Succeeding speakers testified similarly. Without embarrassment, they spoke of themselves as former jail-birds, ex-sots, and inmates of asylums. All had achieved too momentous a triumph over thirst to be squeamish in their revelations.

The occasion was a meeting of Alcoholics Anonymous, probably the most amazing movement of its kind in modern times.

Alcoholics Anonymous has more than 10,000 members. There are 250 branches in 45 States, Honolulu, Canada and Australia. The membership includes cops, clergymen and clerks; stage stars and storekeepers; artists, writers and advertising experts; sailors and statesmen; diplomats and druggists; housewives and working women; salesmen and social celebrities; brokers and ball players; fliers and fighters; doctors, dancers and dentists; businessmen, bankers and barbers; lawyers and laborers.

Many of the groups, with a bare handful of members in small communities, hold meetings in members’ homes. Others have fully equipped clubrooms, financed by “passing the hat” for donations when funds are needed.

Meetings are not solemn affairs for these reclaimed drinkers whose superior intelligence, as innumerable surveys disclose, made them easy prey for alcohol. They are pleasant gatherings of men and women of sharp wit and a keen sense of fun. They laugh easily in relating the inevitable humorous episodes that befell confirmed topers who “kept bottles tucked everywhere about the house for emergency nips, even behind living room radios.”

Numerically, Alcoholics Anonymous is still far from impressive, considering the field. The nation’s 44,000,000 persons who use alcoholic beverages include 2,500,000 termed “intemperate,” and a “chronic alcoholic” fringe of 600,000. Considering the comparative recency of the group’s origin, it is the nucleus of a force which may eventually set 600,000 addicts free.

Alcoholics Anonymous was pioneered less than ten years ago by a once wealthy stockbroker who had been ruined by rum, a friendly, gangling man, now known to thousands of reclaimed drinkers as “Bill.” At the end of 1934 he found himself homeless and penniless, deserted by all but his family.

“Alcohol was my master. Ahead loomed asylum or cemetery,” said Bill. Strangely enough, that admission proved an astounding ally, and started him on the road to recovery, for simultaneously he recognized the need of help from a power greater than himself. Bill turned to God.

“God comes to most men gradually,” wrote Bill later in his memoirs, Alcoholics Anonymous, a history of the movement. “But his impact on me was sudden and profound.”

The experience was so startling that Bill promptly visioned “hallucinations” and rushed to his doctor for a sanity test. The physician was equally mystified but urged Bill to “hang on to it. Anything is better than the way you were.” The same doctor, Bill reports, has since seen many men who have had similar experiences. He knows they are real.

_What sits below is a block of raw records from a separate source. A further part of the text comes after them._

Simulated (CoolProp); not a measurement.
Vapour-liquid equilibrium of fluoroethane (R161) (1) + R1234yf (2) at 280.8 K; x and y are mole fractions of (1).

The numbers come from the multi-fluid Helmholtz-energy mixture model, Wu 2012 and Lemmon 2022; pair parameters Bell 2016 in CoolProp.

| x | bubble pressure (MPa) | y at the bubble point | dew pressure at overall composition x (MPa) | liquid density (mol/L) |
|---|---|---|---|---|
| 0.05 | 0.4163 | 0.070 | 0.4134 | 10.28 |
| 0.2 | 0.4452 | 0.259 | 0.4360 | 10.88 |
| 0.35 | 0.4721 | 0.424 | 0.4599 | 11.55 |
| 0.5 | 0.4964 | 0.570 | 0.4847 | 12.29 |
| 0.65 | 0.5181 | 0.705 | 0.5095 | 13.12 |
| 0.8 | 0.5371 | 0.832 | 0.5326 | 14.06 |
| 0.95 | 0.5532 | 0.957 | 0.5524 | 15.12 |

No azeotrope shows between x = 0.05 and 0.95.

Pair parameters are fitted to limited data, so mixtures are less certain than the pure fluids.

Acknowledgment of alcohol’s mastery over the victim, and recognition of need for spiritual aid, regardless of the individual’s personal concept of God, are the first steps in reclaiming a chronic alcoholic, in the Alcoholics Anonymous “twelve steps” to recovery. Correspondingly important is “helping others similarly afflicted,” as Bill explains.

“The average alcoholic is a bankrupt idealist,” Bill wrote. “He has been frustrated in reaching for something high and has fallen back on liquor to forget about it. Reforming someone else, making a man useful again, suits his idealism. He won’t drop back into his old habits.”

Bill had occasion to test his axiom during the early stages of his own come-back campaign. While on an important business mission in Akron, Ohio, he found himself almost succumbing to an impulse to take “just one drink.” A single drink, experience warned, would undo the good accomplished by months of abstinence. Bill set out to find another alcoholic.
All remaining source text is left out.